I know a guy who likes to gleeful pronounce that “Theater is dead!” in the rounded tones of his fake, transatlantic speech affectation.

He thinks it makes him sound hip and cynical, I suspect. Whatever, man, he’s a theater guy.

But a new article in Forbes would, um, support otherwise.

Forbes is doing what Forbes does; basically breaking everything down to dollars and cents. But when the numbers are this big, it’s hard to argue with the details.

It has long been my view (as anyone who has been unlucky enough to get cornered at a party by me after a couple of lip loosening cocktails will tell ya) that theater is more popular, more widespread, more culturally significant right now than at any point in history. That doesn’t mean it’s better or more vibrant, those are questions for another blog.

But lemme just drop this tidbit from the article: Phantom of the Opera has made to date just over 6.2 billion dollars. I wrote that correctly, “Billion” with a big ole “B”. In contrast, the largest movie of all time, Avatar, has made 2.8 billion. Do the math.

How here’s the real kicker that keeps the struggle real. The price of keeping a show on Broadway is like 700 thousand bucks a week, so even with those astronomical numbers, the profit margin is pretty slim. But you can’t argue with the reach and cultural significance of a show that’s pulling that kind of attendance and getting those ticket prices.

So I would simply add that even though theater’s reach is gigantic as shown by the box office numbers, it’s not putting a ton of money directly into the pockets of the folks doing it. And in fact for the most part, it costs money, especially for the little guys.

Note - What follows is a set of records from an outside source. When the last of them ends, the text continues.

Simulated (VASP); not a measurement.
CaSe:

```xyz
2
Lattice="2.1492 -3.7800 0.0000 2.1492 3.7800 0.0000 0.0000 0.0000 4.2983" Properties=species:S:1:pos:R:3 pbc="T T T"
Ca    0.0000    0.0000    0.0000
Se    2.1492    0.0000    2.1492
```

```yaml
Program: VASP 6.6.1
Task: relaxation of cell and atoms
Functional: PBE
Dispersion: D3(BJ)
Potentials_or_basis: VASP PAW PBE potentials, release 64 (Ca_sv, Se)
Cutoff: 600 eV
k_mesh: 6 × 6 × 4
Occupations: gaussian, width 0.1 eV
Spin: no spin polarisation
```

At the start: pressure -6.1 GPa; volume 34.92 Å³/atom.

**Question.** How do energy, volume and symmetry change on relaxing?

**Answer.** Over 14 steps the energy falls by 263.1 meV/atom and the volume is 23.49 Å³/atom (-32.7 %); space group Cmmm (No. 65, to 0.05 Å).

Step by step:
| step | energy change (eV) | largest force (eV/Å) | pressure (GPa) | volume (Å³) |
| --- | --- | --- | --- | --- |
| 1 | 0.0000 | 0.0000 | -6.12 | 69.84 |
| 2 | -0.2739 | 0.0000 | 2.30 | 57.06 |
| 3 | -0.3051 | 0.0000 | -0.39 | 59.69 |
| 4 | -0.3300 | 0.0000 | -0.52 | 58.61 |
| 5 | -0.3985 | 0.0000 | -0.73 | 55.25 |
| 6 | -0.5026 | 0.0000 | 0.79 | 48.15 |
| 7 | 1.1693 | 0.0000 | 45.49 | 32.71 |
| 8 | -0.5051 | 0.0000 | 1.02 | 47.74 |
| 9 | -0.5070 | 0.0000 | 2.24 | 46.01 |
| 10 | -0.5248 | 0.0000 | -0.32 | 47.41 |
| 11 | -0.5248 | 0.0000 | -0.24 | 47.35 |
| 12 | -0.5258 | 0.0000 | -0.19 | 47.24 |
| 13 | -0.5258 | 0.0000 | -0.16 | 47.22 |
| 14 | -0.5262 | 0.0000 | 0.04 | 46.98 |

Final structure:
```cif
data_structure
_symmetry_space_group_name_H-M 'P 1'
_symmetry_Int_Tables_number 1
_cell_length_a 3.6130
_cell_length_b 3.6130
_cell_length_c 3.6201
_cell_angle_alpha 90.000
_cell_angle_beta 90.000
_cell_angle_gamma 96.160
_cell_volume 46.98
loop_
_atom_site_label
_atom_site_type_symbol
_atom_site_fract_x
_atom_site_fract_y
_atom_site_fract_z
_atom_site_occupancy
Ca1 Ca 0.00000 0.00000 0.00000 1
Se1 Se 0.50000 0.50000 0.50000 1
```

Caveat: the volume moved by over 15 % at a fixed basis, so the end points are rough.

But it’s never been more important and more influential.

Now go stand in front of people you don’t know and make them listen to you sing “To Dream the Impossible Dream” or, hell I don’t know, “Yorktown” from Hamilton. Maybe they’ll give ya a couple bucks.




1 reply
  1. T
    T says:

    True, though the better point may be that with profit margins so slim, it will always be the smaller theatres that will in the end matter most.